General audience abstract from Carla's dissertation submitted to her PhD Committee:

"From the humid tropics to the freezing arctic, from coastal floodplains to high-elevation mountaintops, wetlands are ubiquitous ecosystems that serve unique functions. Wetlands attenuate flooding, filter nutrients, store carbon, and are biodiversity hotspots. They lie at the boundaries of terrestrial and aquatic ecosystems, thanks to the slow movement of water which allows for a slow, but significant, accumulation of soil carbon and leads to increased interactions between the water-soil interface. Wetlands are a carbon storage powerhouse, but their emissions of carbon dioxide and methane could potentially offset the carbon stored in their soil. In addition, climate and anthropogenic changes could disturb wetlands’ role as carbon sinks and change carbon emissions.
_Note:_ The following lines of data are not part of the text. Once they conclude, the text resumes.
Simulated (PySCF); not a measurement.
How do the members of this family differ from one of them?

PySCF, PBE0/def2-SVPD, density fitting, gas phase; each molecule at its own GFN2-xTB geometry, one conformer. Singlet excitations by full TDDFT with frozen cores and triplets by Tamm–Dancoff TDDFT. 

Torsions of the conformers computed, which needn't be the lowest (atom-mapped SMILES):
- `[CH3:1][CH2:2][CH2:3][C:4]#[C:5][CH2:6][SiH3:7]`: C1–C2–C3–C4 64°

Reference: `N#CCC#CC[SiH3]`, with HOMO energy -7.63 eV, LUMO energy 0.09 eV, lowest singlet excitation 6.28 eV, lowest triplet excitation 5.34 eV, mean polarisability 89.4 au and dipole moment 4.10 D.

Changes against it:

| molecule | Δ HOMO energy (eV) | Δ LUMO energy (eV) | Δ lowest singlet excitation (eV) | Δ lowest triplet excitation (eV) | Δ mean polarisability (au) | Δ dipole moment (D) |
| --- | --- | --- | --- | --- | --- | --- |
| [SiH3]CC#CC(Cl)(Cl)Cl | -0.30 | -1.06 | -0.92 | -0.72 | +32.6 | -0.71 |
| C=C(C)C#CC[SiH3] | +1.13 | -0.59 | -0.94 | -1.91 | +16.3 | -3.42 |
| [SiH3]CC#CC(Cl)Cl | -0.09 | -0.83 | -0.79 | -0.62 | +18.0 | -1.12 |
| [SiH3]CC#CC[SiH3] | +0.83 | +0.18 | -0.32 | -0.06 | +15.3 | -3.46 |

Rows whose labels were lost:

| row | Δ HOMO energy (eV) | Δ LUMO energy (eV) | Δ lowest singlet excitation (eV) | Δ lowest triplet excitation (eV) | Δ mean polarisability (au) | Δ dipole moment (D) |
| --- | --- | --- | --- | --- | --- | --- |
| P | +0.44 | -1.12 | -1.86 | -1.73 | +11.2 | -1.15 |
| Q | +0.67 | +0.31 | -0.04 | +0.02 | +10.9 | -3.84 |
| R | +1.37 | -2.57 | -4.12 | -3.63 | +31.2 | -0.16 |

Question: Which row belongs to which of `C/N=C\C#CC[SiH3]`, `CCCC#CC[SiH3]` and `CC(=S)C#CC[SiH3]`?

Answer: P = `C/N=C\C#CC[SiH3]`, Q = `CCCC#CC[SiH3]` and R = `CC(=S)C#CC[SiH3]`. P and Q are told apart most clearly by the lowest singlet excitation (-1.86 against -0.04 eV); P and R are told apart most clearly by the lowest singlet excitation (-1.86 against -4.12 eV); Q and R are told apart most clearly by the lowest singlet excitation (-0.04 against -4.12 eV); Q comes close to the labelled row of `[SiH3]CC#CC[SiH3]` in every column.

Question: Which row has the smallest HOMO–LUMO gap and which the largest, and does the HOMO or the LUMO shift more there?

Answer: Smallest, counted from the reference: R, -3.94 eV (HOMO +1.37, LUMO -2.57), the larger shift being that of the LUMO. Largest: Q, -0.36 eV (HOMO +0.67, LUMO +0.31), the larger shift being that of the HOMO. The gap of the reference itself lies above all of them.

"In this dissertation, I address questions about the spatial and temporal variability of carbon dioxide and methane dynamics as well as identify the environmental drivers of this variability. I do this in two unique wetland ecosystem types: temperate headwater wetlands in the Delmarva Peninsula of Maryland, USA and in freshwater coastal wetlands of Puerto Rico. In Delmarva wetlands, I sampled across 20 wetlands and used high-frequency sensors to examine how carbon dioxide and methane and the processes that influence their production and uptake are changing over time and across sites. In Puerto Rican wetlands, I present the first sampling of greenhouse gases in freshwater tropical coastal wetlands and the first experiment of the impacts of salinization on carbon dioxide and methane production on the island with the goal of evaluating how coastal saltwater intrusion could influence wetland carbon cycling. 

"I find that small and coastal tropical wetlands are hotspots of CO2 and CH4 concentrations. In small, headwater wetlands, light and hydrology influence CO2 and CH4 but patterns and dominant processes vary across these small wetlands. Further, in freshwater coastal wetlands, CO2 and CH4 have different drivers, with CO2 being more strongly controlled by season and temperature while CH4 is related to changes in dissolved oxygen and solutes. Finally, I observed that salinization decreased CH4 production and increased CO2 production in tropical coastal wetlands.

"The findings from this dissertation highlight the potential of small, headwater wetlands and tropical wetlands to disproportionately contribute to global carbon cycling. Interestingly, the diverging drivers of CO2 and CH4 points to underlying differences in the biogeochemical processes and sources that control their availability and thus, warrant increased exploration. The different responses to a simulated disturbance also highlight the potential complexity in the response of wetland carbon cycling to anthropogenic and climatic disturbances."